Bloomberg News

WASHINGTON — The index of leading economic indicators fell in November, marking the seventh month out of eight without an increase and further fueling concerns that the U.S. economy may be slowing more than Federal Reserve policymakers had wanted.

The Conference Board’s index, a gauge of economic activity over the next three to six months, fell 0.2 % last month after declining 0.3% in October. Last month’s drop mostly reflected falling stock prices and rising layoffs.

The drop may be the reason why retailers reported a disappointing holiday season, causing Goldman, Sachs & Co. analysts to cut earnings estimates for department and specialty stores such as Wal-Mart Stores Inc. and Limited Inc. It also adds to the likelihood Fed officials will cut interest rates next month.

“I don’t think the Fed is going to want to take any chances of a recession, and they will indeed put interest rates down a little bit,” said Clifford Waldman, a private economist in Arlington, Va.

“The indicators are pointing to significantly slower growth in the first half of 2001,’’ said Ken Goldstein, an economist with Goldman Sachs. “Still, the index is only 0.4 % lower than it was one year ago. That is not the mark of any major contraction in business conditions.”

But the U.S. economy expanded in the third quarter at a 2.2% annual rate, its slowest pace in four years, and may be slowing further. That has concerned central bankers, who have noted a drop in consumer confidence, falling stock prices and shortfalls in profits.
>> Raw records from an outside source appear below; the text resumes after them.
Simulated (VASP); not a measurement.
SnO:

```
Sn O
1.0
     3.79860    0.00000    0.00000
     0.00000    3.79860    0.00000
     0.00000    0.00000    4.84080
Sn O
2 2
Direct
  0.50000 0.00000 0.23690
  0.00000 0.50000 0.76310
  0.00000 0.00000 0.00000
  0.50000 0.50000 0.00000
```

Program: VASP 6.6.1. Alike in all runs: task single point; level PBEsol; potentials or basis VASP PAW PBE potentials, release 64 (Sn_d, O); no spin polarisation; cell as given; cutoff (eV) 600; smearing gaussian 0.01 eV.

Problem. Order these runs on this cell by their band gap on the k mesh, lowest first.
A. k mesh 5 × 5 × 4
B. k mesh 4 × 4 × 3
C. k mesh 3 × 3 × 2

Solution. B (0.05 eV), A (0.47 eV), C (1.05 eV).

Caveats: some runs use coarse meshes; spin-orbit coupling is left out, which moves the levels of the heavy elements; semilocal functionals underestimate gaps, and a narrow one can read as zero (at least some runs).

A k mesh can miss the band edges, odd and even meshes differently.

The decline in stocks, where the Nasdaq composite index has fallen more than 50% from its high in March, has caused consumers to be less optimistic about the economy than they were early in the year.

Corporate layoffs as a way to cut costs, helped fuel an increase in unemployment claims in November.

And this month a number of large corporations announced some 40,000 layoffs just in time for the holiday season.